Stumped at the pump

Q: Hey Ace hole, I have an auto with a diesel engine and all’s been lovely ’til recently. Diesel has always been cheaper than gasoline, or about the same as regular. However, lately gasoline has dropped to as low as $1.64 per gallon while diesel is still over $2 at most stations. What gives? Has someone forgotten to set the pumps back?—Donald Pump

A: Come on, Donald, we’re not talking Daylight Savings Time here. But always intrigued by a question involving money and fancy distressed jeans, the intrepid Ace set out to solve this case the only way he knows how: By jumping into the Acemobile and hot-rodding all over Charlottesville in search of tell-all gas station signage.

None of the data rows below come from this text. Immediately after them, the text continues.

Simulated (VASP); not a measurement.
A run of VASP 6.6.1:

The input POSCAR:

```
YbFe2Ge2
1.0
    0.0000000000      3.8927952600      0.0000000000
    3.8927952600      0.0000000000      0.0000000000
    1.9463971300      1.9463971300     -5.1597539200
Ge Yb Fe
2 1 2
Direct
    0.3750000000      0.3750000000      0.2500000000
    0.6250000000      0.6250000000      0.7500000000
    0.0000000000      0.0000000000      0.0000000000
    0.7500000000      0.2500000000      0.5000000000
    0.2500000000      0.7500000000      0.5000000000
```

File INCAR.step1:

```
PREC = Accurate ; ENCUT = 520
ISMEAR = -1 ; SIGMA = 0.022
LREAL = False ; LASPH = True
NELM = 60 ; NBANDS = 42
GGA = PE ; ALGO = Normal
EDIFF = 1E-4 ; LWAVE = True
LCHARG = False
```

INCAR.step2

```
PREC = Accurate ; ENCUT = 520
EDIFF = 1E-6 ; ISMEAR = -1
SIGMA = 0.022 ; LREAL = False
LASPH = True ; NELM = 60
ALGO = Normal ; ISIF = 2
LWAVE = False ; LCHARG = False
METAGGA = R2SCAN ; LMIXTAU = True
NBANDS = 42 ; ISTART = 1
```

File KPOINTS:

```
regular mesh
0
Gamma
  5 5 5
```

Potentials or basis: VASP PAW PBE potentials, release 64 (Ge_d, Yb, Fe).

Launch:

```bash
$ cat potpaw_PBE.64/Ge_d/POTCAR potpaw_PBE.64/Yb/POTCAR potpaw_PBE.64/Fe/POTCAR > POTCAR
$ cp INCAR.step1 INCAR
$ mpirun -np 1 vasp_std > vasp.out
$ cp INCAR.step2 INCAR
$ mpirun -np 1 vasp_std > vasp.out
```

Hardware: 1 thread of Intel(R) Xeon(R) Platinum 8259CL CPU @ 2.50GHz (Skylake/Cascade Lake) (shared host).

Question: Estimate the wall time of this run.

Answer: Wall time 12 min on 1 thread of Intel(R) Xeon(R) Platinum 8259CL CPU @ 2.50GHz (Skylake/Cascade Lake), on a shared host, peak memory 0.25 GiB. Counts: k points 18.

   Now, like Ace, the Acemobile is relatively uncomplicated. Feed it gas and it’ll go. Thus, unaccustomed to seeking out the rare diesel fuel watering hole around town, the search in the Acemobile proved quite an odyssey. However, at long last, Ace pulled into the parking lot of Coastal Goco Oil Company on Harris Street. The sign said it all: $1.73 for regular unleaded, $1.83 for unleaded plus, $1.93 for super unleaded and a whopping, bank-breaking $1.99 for diesel.

   Hot on the story’s trail, Ace stormed Goco’s office. There, Ace encountered, like a human holy grail, one Harry Montague, President of Goco Oil Co. Montague had all the simple answers to this question that Ace had feared would be too number-addled for Ace’s creative-type brain.

   Montague’s answer, delightfully, was straight out of Adam Smith: Supply and demand, baby, supply and demand. He explained that during the summertime, diesel inventory usually builds up because people aren’t using it as much. So much for “usually.” Last summer, diesel consumption reached a record high (Montague couldn’t cite numbers) and, as a result, there was no surplus of diesel left over for folks to dip into during the long winter months.

   “It’s the first time I remember fuel and diesel prices not going down in the summer at all,” he said, also citing fuel sent overseas and a record harvest in the Midwest (which means more diesel consumption) as factors in the case of the disappearing diesel.

   As for whether he sees prices going down anytime soon, Montague is not optimistic. He mentioned how OPEC is talking about decreasing production, which is clearly not going to help the situation. All diesel drivers can pray for is that Punxsutawney Phil will grant an early spring and with the warm weather will get people out of their cars, bringing a reprieve in the diesel pricing game.

   “It’s been a yo-yo all year,” says Montague. “They change prices on us once a day, sometimes twice a day if the market’s wild. It’s been a roller coaster.” Ace just wonders whether we’re on our way up or on our way down.